Photoshop has long been the first choice of many professionals, but when Adobe astutely made its software code for filters available to third-party developers, it not only ensured that the product would remain at the forefront of image enhancement and manipulation, it transformed it into an artistic tool of much subtlety.
Filters are effects modules, often referred to as "plug-ins" which reside in the computer and can be accessed from the Photoshop's Filter menu. They can be applied to the whole or to part of an image.
The use of filters within Photoshop is threefold. First, they imitate the effect of traditional photographic techniques - images can be blurred and sharpened in a digital simulation of depth of field and lens sharpness. They can also add painterly and impressionistic aspects to a picture and, finally, they are able, by all manner of digital metamorphoses, to turn the original image into a thing of new and startling beauty.
In evaluating these filters it is worth remembering the special requirements of schools and colleges. Graphics programs are memory-hungry beasts and Photoshop is no exception. Some of these plug-ins perform highly sophisticated calculations and, if used on a slow machine, can take an age to apply.
Adobe Gallery Effects 1-3 (Pounds 59 per volume: from Adobe. Tel: 0800 232223). Each of these volumes contains 16 filters providing unspectacular but rewarding effects such as Mosaic, Watercolour and Charcoal. The interface is well designed and uncomplicated but the preview window could be larger.
The Black Box (Pounds 160 direct from Alien Skin Software. Tel: 001 919 8324124) is a collection of six filters including Glow and Drop Shadow that can add depth and perspective to a selected image by the application of shadow and light. It can also produce a variety of embossing effects by placing a bevelled edge behind an object. Version 2.0 will feature previews, be able to work in Photoshop layers and include at least four new filters.
Xaos Tools (from Letraset, Tel: 0171 928 3411) produces two filter packages. Terrazzo (Pounds 159) is a superb kaleidoscopic tiling effects program but, at twice the price of its more versatile stablemate, something of a luxury in the classroom. Paint Alchemy 2.0 (Pounds 79) is one filter with a large number of adjustable parameters. Anyone who used the original program will find the speed and design of this new model a revelation. The application of different brushes, textures and colours makes this a subtle and extremely powerful filter.
The sophistication of the new generation of plug-ins has left some of their predecessors looking jaded and in need of an update. None more so than Andromeda Series One (Pounds 99 from Principal. Tel: 0181 813 5656) With the exception of the Design filter this collection now seems gimmicky and uninspired. Andromeda Series Two, however, is a different kettle of pixels (Pounds 99, also from Principal), enabling the user to wrap an image accurately around various three-dimensional shapes such as cylinders and cubes.
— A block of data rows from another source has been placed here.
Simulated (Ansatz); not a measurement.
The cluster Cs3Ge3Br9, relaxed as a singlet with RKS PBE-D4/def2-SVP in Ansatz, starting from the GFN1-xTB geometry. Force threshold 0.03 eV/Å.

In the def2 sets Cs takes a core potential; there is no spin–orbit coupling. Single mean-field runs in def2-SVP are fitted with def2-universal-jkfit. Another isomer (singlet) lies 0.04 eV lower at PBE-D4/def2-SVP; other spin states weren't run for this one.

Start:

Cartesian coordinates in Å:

Kai's Power Tools 2.1 (Pounds 150 from Principal 0181 813 5656) is a set of 37 filters which includes enhanced versions of some of the Photoshop suite such as Blur, Noise and Sharpen and two others, Gradient Explorer and Fractal Designer, which have been likened to a cross between your favourite toy and a bagful of electronic lollipops.
These can generate the most dazzling patterns, and the elements of serendipity and experimentation built into the interface ensure that the final effect is never entirely predictable. Alienskin Textureshop 1.0 (Pounds 69 from Roderick Manhattan. Tel: 0181 875 4400) generates the same sort of textures as the Texture Explorer in Kai's Power Tools but it also creates unique 3D effects which can be further modified by the application of a controllable light source.
Finally, Flo 1.4 (Pounds 165 from Letraset) which, while not a plug-in, is a highly enjoyable image manipulationdistortion program whose results can be imported into Photoshop. The interface is clear and easy to use and there are few children who will not relish the opportunity to send their teachers or fellow pupils through a less than flattering digital hall of mirrors!